When they’re in the mood, cats love to play and throw themselves around. It can be fun to watch but also worrying when their favorite cat tree isn’t stable enough to withstand their playful vigor. It’s essential to ensure your cat tree doesn’t fall over and hurt your cat.
Fortunately, stabilizing a cat tree is an easy DIY project you can handle at home with the right tools. To start making your cat tree sturdier, here are a few tips and tricks to help.
The 10 Tips to Make a Cat Tree More Stable
1. Consider the Warranty
Before fixing your cat tree, consider whether it’s still under warranty. Most cat trees you buy from a store are covered by a warranty (if you made a DIY cat tree, you can ignore this).
If you start changing the perches or securing more plywood to the base of your cat tree, you’ll void the warranty and won’t be covered if something breaks later. If your cat tree is past its warranty, grab a few tools to start your project.
2. Work Your Way Up
Before you begin, you must approach your DIY project from the right angle. While you can start by securing the cat tree to a wall, you’ll have to undo everything later if you realize the base needs work, too.
You can modify the bottom of the cat tree before adjusting the perches and adding safety straps. This is also true if you’re making a cat tree from scratch. The better your base is at the start, the sturdier your finished product will be.
3. Use the Right Tools
When stabilizing your cat tree, using the right tools is the most important thing you can do. You need to ensure the metal brackets you use are sturdy enough to hold the weight of your cat tree and cat. The screws also need to be big enough to dig deep into the wall to secure the cat tree.
Other tools, like cat-safe adhesive, safety straps, hemp or sisal rope, and heavy fabric, can all be considered. Examine your cat tree first to determine why it’s wobbling and what tools you’ll need to make it sturdier.
4. Weigh Your Cat
Ensuring your cat tree is sturdy enough for your cat before you purchase or make it. Weighing your cat enables you to ensure they’re not too heavy for the cat tree.
You need a cat tree that is heavier than your cat, whether you have one or several felines at home. While it might not prevent the cat tree from wobbling a little when they jump on it, it’ll reduce the chances of it breaking or tipping over.
If your cat won’t stay on the scale, try weighing yourself alone and then again while holding your cat. Make a note of both weights and subtract yours from the combined result of you and your cat. This will give you a rough but helpful idea of how much your cat weighs.
5. Place on an Even Floor
The place where you decide to put your cat tree makes a difference. If you’ve ever sat on a dining chair with three legs on a rug and one hanging off the edge, you’ll know how much it wobbles. The same is true for a cat tree.

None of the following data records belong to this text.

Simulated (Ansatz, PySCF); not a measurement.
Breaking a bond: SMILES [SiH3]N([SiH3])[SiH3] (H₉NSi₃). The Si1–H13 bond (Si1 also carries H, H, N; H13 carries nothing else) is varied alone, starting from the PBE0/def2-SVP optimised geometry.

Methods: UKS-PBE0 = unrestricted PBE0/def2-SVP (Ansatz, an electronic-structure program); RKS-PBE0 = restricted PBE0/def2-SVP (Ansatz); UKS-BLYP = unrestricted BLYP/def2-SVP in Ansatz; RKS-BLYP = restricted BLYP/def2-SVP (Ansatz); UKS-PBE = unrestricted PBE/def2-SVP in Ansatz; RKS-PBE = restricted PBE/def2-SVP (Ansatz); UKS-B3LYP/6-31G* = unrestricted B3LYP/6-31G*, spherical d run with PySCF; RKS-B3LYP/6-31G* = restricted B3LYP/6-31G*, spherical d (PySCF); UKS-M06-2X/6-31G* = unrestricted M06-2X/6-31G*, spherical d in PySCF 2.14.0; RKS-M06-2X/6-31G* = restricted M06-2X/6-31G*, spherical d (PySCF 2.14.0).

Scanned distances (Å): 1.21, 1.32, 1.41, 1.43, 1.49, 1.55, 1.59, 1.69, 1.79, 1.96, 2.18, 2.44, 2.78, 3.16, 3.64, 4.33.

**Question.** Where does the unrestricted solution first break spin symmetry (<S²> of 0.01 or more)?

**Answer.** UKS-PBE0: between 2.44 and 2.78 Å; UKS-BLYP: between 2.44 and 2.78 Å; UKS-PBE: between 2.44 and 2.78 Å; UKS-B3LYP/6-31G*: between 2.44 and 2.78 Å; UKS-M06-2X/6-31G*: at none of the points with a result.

Make sure the base is on solid, even flooring. If the floorboards are warped, or there’s a dip in the floor, your cat tree will be likelier to wobble or lean to one side.
6. Place in a Corner
Similar to the flooring in the area where you place your cat tree, you also need to position it against a wall. For large cat trees, in particular, corners provide an easy way to stop your cat tree from falling over when your cat jumps from perch to perch. A corner will also give you plenty of wall space to secure your cat tree with safety straps and metal brackets.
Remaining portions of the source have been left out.